Politics of identity and the Arabic language in Lebanon
When French assumed power in Lebanon, it announced that Arabic was the official language for the Lebanese people but, in the year 1926, it amended the constitution declaring French to be an additional official language alongside Arabic. It was implemented in the public and private schools especially in the teaching of science subjects, social studies, and mathematics. On the other hand, English could be used in the field of technology, business, and science and could not be used to give a particular group identity nor was it a culture language. The French mandate ended in the year 1943 after Lebanon achieved its independence. However, up-to-date, the French language competes with the Arabic language in the determination of cultural identity for the Lebanese people. The competition is pronounced in the education sector and the arena of the national self-definition. The political and civil war in Lebanon during the period between 1975-1989, was as a result of Lebanon’s split identity that was known as bilingualism. The hostility intensified especially regards linguistic and cultural terms. The war ended in 1989 when the various political parties and Lebanese parties came to an agreement that Lebanon was Arabic in identity. The struggle in Lebanon continues over the national and language identity. The Lebanese linguistic politics, therefore, fight for the realignment of power regarding French and Arabic for the economic development of the country. Right now, Lebanon has embraced multilingualism whereby Arabic is no longer the symbol of identity, but French, as well as, English have taken hold of the cultural and language identity.

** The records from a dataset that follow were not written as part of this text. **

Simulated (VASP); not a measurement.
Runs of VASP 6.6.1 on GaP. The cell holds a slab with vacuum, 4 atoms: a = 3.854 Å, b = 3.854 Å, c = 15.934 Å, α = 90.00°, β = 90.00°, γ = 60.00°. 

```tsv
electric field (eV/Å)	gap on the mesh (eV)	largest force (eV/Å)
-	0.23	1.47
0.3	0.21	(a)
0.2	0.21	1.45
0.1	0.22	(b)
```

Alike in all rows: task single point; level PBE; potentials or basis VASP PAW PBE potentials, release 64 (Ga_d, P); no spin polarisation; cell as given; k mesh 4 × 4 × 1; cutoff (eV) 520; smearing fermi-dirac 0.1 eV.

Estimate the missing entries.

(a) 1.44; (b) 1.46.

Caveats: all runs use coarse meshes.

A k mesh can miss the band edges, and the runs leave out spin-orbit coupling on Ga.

During the last half a century, the language situation in Lebanon and the struggle for identity remains to be an issue up-to-date. The socio-cultural ideologies surrounding this issue is of uttermost importance for the socio-linguistics especially in understanding the colonialism and national identity. In the whole region of the Middle East, there has been an undying issue on the role that social, cultural, and political ideologies play in the struggle of the power of language and national identity. There are four languages in Lebanon that make up the Lebanese social and cultural scene. Two of these languages (English and Armenian), does not play a significant role in the conceptualization of Lebanon’s national identity. The English language became known in Lebanon in the 19th Century where it was adopted as a global language in international relations and business. Armenian language, on the other hand, is only used by the Armenian community in line with keeping their social and cultural identity alive.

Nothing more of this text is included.